Commentary on Extrajudicial Killing and the Illusion of Safety
Why Criminality Does Not Nullify Human Rights
Fear Is Not a Legal Principle
If you are willing to let the federal government kill people because it makes you feel safe, without legal justification, domestically or internationally, then you are not defending law and order. You are endorsing its suspension. You are declaring due process optional.
No amount of moral disgust nullifies a person’s right to life or their right to defend themselves. That principle is not sentimental; it is foundational. In 2009, the U.N. Human Rights Committee stated the matter plainly:
While States have an obligation to protect their citizens by preventing and punishing criminal violence, this obligation goes together with the State’s duty to ensure respect for the right to life of all citizens, including that of criminal suspects.

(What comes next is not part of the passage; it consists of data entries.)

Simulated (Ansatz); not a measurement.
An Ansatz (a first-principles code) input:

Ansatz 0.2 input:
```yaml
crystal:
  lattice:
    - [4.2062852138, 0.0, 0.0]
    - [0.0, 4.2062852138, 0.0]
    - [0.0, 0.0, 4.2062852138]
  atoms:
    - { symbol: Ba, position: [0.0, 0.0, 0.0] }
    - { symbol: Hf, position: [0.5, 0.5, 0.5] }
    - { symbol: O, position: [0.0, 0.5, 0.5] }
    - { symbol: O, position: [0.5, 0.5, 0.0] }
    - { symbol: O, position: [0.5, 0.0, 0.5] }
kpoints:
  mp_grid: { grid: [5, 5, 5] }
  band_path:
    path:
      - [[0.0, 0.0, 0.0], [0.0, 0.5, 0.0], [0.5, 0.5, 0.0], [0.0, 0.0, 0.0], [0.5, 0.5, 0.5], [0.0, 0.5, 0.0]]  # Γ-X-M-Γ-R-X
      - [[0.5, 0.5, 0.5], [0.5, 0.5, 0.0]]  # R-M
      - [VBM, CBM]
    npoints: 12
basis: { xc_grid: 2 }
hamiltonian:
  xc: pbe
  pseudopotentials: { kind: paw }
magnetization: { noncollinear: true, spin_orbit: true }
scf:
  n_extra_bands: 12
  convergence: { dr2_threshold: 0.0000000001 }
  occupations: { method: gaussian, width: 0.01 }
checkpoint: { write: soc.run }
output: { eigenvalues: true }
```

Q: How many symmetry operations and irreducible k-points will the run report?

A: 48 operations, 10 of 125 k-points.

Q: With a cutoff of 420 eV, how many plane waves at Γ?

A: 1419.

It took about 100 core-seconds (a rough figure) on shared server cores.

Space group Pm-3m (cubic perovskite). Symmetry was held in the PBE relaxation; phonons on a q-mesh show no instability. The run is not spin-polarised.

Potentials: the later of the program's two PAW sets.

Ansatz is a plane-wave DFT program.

This position is not foreign to American values. It is echoed in the Constitution, in the writings of the Founders, in international law, and in the very statutes governing drug enforcement. Every one of them insists on legal process, not execution by impulse.
The counterargument, “Americans die from drugs, therefore drug smugglers should be killed,” is not reasoning. It is an emotional reflex dressed up as moral clarity. It collapses causation into vengeance and calls the result justice. This is precisely the kind of thinking modern legal systems were designed to prevent. In the study of legal history, this logic is not taught as wisdom, but as a warning: an example of what happens when fear is allowed to overrule judgment.
It is merely “an eye for an eye” with contemporary branding, atavistic thinking updated with modern weapons. Once potential harm is allowed to justify preemptive killing, due process ceases to be a principle and becomes an inconvenience. At that point, legality is reduced to whatever violence feels emotionally satisfying in the moment.
You are not morally elevated for endorsing this. You are endorsing barbarism with a clean conscience. And it should disturb anyone that such thinking is translated into political power, into votes for officials willing to enact it in real time.
To reduce the complexity of law to “man bad, man die” should not surprise us. Rational restraint is a recent achievement in human history; fear-driven violence is not. Civilization did not arise because we lack brutal instincts, it arose because we recognized the danger of indulging them. When law gives way to instinct, we are not witnessing strength or resolve, but the older brain reasserting itself.
Civilization is measured not by how efficiently it kills those it fears, but by how rigorously it restrains itself when fear demands blood.
What Civilized Societies Already Agree On
One of the quiet achievements of modern civilization is not unanimity on culture, religion, or politics, but unanimity on restraint. Across borders, systems, and histories, states that consider themselves civilized converged on the same conclusion: the power to kill must be bound by law, process, and final judgment. This is not coincidence. It is learned memory.
That consensus is reflected most clearly in the International Covenant on Civil and Political Rights (ICCPR), ratified by the overwhelming majority of the world’s nations, including the United States. Article 6 affirms the inherent right to life and prohibits arbitrary deprivation of that life. Even where capital punishment exists, it may only follow a final judgment by a competent court. Article 9 reinforces the same principle in another register: liberty cannot be removed arbitrarily, detention must be lawful, charges must be stated, and judicial review must be available.
These are not abstract ideals. They are safeguards forged in response to the predictable failure modes of human societies, fear, vengeance, scapegoating, and the temptation to trade restraint for perceived security. They exist because history demonstrated, repeatedly, what happens when states allow themselves to kill first and justify later.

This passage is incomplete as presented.